UCI back Saunier and Davitamon

The UCI say that nothing untoward was found in Wednesday's raid on two teams, while Saunier Duval's

The UCI say that nothing untoward was found in Wednesday’s raid on two teams, while Saunier Duval’s



Following Wednesday’s raid on the Saunier Duval and Davitamon-Lotto hotel by the Italian anti-doping police, the NAS, the International Cycling Union (UCI) has said that nothing untoward was found in the search. The NAS took away a hypobaric chamber from Davitamon and some glucose supplements.

“The NAS took away an Altitrainer machine that isn’t banned by the sporting authorities nor by the laws of the majority of countries, whose Olympic committees use them for training purposes, but whose use is not permitted in Italy,” said the UCI statement. After reflecting on the need to harmonise regulations and laws such as these, the UCI added that “the NAS hasn’t announced the discovery of anything prohibited.”

Riders, teams and doctors at the Giro signed a communiqu condemning the removal of products that had been declared before the start of the race. This response fell well short of the full strike that Saunier Duval’s riders had been hoping for from the Giro peloton. They arrived at yesterday’s start in Marostica in casual clothes rather than racing kit with the intention of not starting, but were eventually persuaded to, although some of their riders left a minute or two after the main peloton.

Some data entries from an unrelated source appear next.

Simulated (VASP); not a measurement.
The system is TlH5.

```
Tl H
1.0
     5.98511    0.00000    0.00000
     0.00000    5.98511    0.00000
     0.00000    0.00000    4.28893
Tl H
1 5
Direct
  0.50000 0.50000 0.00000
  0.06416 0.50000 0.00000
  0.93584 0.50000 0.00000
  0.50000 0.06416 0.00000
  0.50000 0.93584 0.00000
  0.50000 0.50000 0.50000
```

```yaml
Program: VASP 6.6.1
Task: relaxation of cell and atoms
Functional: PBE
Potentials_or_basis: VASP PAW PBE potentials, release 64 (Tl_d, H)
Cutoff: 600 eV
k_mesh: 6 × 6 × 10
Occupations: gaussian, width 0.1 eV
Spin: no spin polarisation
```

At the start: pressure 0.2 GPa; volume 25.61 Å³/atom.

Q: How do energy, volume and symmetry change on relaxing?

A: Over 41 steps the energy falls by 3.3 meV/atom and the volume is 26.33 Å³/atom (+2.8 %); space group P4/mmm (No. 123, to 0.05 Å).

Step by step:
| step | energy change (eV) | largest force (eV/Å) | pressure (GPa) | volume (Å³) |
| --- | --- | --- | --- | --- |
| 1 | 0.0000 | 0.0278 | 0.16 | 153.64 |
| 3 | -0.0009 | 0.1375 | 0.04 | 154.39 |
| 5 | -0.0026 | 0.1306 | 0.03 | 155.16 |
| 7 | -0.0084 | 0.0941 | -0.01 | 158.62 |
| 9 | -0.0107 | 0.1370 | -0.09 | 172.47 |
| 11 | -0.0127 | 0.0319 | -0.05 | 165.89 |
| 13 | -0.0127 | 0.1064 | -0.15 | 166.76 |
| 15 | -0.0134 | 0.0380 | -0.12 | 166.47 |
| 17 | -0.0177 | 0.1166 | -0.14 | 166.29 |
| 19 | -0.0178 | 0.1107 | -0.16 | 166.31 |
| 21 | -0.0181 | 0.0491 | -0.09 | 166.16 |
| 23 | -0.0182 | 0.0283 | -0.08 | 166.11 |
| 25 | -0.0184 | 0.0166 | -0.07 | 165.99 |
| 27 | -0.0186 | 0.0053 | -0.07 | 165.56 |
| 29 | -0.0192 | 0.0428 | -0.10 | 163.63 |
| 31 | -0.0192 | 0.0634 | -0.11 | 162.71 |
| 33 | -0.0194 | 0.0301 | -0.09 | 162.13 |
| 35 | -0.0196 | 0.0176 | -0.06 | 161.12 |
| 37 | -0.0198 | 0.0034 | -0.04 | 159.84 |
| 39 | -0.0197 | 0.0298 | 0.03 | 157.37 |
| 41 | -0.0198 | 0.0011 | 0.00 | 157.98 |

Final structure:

Saunier’s Ruben Lobato and Juan Manuel Garate toured around most of the teams before the start canvassing support for their plan. Riders such as Gilberto Simoni and Ivan Basso said they supported their cause, but would still be starting the stage. Even Davitamon refused to back Saunier’s call for a strike. According to the Spanish press, former Saunier rider Joseba Beloki was the only team leader who was fully supportive of their planned protest.


Five Saunier riders were later fined 100 Swiss francs each for not signing on before the start, while Saunier doctor Maria Sagasti, who was detained by the NAS on Wednesday evening declared: “If we can’t give them glucose, maybe we should give them kiwi fruit.”